The problem is, the director, writer and other creative personnel...probably including the actors...may have final cut or creative control written in their contracts. To change the film to the point where it was airable would involve paying them off or making deals with them.

It really would have been cheaper for them to bury the project, or to use the non-actor portions of the film as "stock footage" for other movies or TV shows. Even use it to illustrate September 11 stories done by ABC News.

It would be cheaper for ABC to run another movie instead. In case you didn't know, the failure of their summer dance competition series "The One" was handled in just that way. The substitutes were long rerun nights of their regular series like "According to Jim" and "George Lopez" and "Desperate Housewives."

That might be one reason for they running the show anyway; having killed one expensive project, killing a second so close to the disaster of "The One" would probably get some high-level execs fired. And as mentioned before, their ability to "fix" might have been limited by the participants's creative control.

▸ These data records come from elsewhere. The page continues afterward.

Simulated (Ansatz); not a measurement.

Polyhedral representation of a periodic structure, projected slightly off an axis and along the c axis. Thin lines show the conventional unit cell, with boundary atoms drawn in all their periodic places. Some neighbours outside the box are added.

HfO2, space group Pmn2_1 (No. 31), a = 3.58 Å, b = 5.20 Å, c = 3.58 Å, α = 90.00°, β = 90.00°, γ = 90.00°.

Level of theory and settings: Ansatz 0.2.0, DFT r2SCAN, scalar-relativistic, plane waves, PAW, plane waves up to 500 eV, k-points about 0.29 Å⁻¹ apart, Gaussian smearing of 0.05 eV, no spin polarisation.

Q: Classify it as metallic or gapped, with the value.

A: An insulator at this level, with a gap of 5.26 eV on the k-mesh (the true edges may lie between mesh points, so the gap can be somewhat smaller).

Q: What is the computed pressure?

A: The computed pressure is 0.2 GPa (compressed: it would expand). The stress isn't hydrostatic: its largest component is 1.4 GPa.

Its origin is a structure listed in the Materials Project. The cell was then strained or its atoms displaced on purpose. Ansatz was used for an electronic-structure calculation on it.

But still...the article didn't say why the movie was made in the first place, using that particular attitude. Who approved that mess to begin with, instead of something more balanced, factual and honest? Who decided that a September 11 movie, shown on an anniversary of that painful and unresolved day, was a good idea to begin with?

If I were a stockholder, I'd be asking those questions at the next Disney shareholder meeting. And if the New York Whore Times had anything resembling journalism any more, they might have asked those questions too.